FreeBSD Ports Repository Size
-
What techniques do you all use to make a FreeBSD ports repository clone more manageable and responsive due to it's GB size. e.g. shallow clone depth, sparse checkout, etc.
Thanks.
-
So nobody here does employs any techniques to make large git repositories more manageable and responsive. Y'all just suffer through it needlessly. Sorry. Not buying that.
-
I always need all the branches so haven't bothered doing otherwise. Can take a bit of time for initial checkout, but my connectivity at office and home is good enough that it's still reasonably quick. Keep my repos stored on SSD which also makes a significant difference. There is a single-branch option to git clone that'll help some. Shallow clone another possibility depending on what you need.
-
Thanks cmb.
I'll have to take a look at single branch clone sometime. Currently using shallow clone depth ~250 along with sparse checkout that grabs anything with pfSense in the name. That's all I typically need, and then some. Makes even the GB FreeBSD ports repo clone snappy.

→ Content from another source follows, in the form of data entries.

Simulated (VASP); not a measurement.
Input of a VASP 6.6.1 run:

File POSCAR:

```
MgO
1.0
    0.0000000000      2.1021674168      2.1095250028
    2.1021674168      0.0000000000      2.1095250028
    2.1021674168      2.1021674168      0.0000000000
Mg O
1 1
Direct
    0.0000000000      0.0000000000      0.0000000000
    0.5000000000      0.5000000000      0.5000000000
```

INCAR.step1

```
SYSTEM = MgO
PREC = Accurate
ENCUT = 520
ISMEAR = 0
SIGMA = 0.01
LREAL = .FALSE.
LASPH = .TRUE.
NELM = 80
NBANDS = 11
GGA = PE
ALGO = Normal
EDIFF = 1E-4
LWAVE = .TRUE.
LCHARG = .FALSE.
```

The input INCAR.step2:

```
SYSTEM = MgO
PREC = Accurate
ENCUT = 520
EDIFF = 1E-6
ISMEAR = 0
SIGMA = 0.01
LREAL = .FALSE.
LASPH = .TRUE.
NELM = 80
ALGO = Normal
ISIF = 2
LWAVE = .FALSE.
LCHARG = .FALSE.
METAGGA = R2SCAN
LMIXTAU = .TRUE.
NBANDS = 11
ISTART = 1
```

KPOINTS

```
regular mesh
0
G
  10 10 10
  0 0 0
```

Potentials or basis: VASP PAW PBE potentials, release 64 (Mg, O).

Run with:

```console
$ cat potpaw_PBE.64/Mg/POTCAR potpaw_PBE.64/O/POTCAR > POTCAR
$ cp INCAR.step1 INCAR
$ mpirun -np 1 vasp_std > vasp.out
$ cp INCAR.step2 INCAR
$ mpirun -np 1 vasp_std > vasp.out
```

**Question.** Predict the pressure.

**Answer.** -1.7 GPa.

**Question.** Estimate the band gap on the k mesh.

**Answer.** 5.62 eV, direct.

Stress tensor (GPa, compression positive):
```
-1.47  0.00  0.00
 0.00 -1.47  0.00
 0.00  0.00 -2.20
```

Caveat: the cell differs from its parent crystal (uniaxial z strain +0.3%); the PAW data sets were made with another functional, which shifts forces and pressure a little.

Anyone have other practices?
-
Do you always need ALL the history though? Maybe you could make use of a shallow clone for the more frequent routine activities and keep the full clone for those occasions when the complete history is needed. Just keep the full clone up to date once a week or so, or as needed.
Chopping off all that really old history seems to be a significant factor to responsiveness and a big impact on clone size.
My ~250 depth cut the size down to less than 150 MB.
Of course being on SSD you won't notice the performance as much as I do on SRM (spinning rust media). And probably only 5400 RPM at that (two year old i5 2.3 GHz notebook). A decently nice notebook though. Disk I/O seems to be the most significant bottleneck.
-
Having all the history does come in handy on occasion, and doesn't have any negative impacts for me.
-
@cmb:
Having all the history does come in handy on occasion, and doesn't have any negative impacts for me.
That poor SSD getting hammered every time checking out a branch, for the sake of occasional ancient history.